Theresa May is now so unpopular with swathes of her own party that some Tory members won’t mention her by name on the doorstep or have ruled out campaigning altogether, it has emerged.

The Prime Minister has become synonymous with “betrayal” over Brexit in voters’ minds, leading some activists to try to focus on local issues, rather the Government’s main goal.

Tory HQ has even registered a name variation with the Electoral Commission that allows the candidates to appear on ballot papers as “Local Conservatives”, downplaying any link with the PM.

Professor Sir John Curtice of Strathclyde University said Mrs May’s failure to deliver Brexit was doing “serious damage” to her party’s electoral prospects, with a flood of Leave voters switching to Ukip and, above all, Nigel Farage’s new Brexit Party.

Writing in the Telegraph, Sir John said the European elections could be a “perfect storm” of protests for the Tories, noting the party’s support had fallen a dramatic 14 points since Mrs May unveiled her Brexit deal in November.

More than 8000 seats are being contested in English local elections on May 2, most of them currently Tory held.

The potential extension of Brexit until October 31 also means the UK must take part in EU elections on May 23, unless MPs can agree a Brexit deal by then.

With no sign of a breakthrough in talks between the Government and Labour, or consensus in the Commons, all parties are now campaigning on the assumption the poll goes ahead.

However some associations have refused to campaign for their own party, including the Derbyshire Conservatives, who “overwhelmingly” voted not to support their own party in the EU poll.

The Brighton and Hove local Conservative Association banned discussion of Brexit as it is so divisive.

Mrs May’s unpopularity threatens to disrupt Ruth Davidson’s imminent return to frontline politics after a six-month maternity break.

The Scottish Tory leader backed Mrs May for the Tory leadership in 2016.

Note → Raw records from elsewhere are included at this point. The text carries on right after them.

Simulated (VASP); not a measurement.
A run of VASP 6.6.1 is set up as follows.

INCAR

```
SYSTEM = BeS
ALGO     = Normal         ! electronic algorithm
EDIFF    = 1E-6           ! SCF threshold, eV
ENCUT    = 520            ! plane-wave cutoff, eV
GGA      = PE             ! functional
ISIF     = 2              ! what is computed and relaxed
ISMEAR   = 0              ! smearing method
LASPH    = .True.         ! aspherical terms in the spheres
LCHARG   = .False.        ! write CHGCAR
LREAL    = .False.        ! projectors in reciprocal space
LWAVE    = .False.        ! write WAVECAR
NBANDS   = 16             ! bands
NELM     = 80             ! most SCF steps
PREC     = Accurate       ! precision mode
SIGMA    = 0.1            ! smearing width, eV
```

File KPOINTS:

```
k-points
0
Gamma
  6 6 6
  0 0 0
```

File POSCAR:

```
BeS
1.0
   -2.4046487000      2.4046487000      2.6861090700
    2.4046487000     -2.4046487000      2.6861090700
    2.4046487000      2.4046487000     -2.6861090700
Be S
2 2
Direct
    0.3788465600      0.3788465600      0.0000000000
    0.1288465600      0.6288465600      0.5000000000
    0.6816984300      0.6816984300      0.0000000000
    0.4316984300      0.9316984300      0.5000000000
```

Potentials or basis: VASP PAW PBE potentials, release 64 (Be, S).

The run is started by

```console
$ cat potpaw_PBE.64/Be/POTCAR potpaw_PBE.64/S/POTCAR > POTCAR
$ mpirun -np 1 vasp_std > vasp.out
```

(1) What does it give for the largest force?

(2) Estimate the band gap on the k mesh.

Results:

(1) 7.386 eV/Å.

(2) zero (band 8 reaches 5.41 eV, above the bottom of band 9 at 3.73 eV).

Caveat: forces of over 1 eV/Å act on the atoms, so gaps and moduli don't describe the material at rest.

“I can say without hesitation that I believe Theresa May is best placed to navigate the stormy waters ahead,” Ms Davidson said at the time.

Ms Davidson is due to return to the public eye at her party conference in Aberdeen on May 3, but the event will be dominated by the overnight results from the English council elections, especially if Mrs May is a speaker.

Ed Costelloe, chairman of Grassroots Conservatives, said of the English fight: “Campaigners and candidates are only talking about what’s happening at a local level, because the frustration they are hearing about what’s going on at a national level is virtually universal.

“Most of the people out there canvassing have a lot of experience and they are saying this is worse than anything they have experienced before.”

The Scottish Tories announced their European candidates yesterday. Incumbent MEP Baroness Nosheena Mobarik tops the six-person Scotlandwide list followed by perennial hopeful Iain McGill and Scottish Borders councillor Shona Haslam.

Iain Whyte, the Tory group leader on Edinburgh City Council, Andrea Gee, who works for East Renfrewshire MP Paul Masterton, and Aberdeen solicitor Michael Kusznir make up the bottom half of the slate.

The SNP also announced its shortlist of six candidates, who will now be ranked in the coming days by delegates to this month’s conference.

Sitting MEP Alyn Smith, former MSP Christian Allard and Glasgow activist Alex Kerr are one half of the genderbalanced list. Former minister Aileen McLeod, former MP Margaret Ferrier, and Borders Councillor Heather Anderson make up the other.

Scottish Labour and the Scottish LibDems have already announced their candidates, and the Scottish Greens are due to name theirs on Thursday. David Coburn, who won a Scottish seat for Ukip in 2014, last night refused to say if he was standing for the Brexit Party. Like most of its MEPs, he recently left Ukip over its drift to the far right.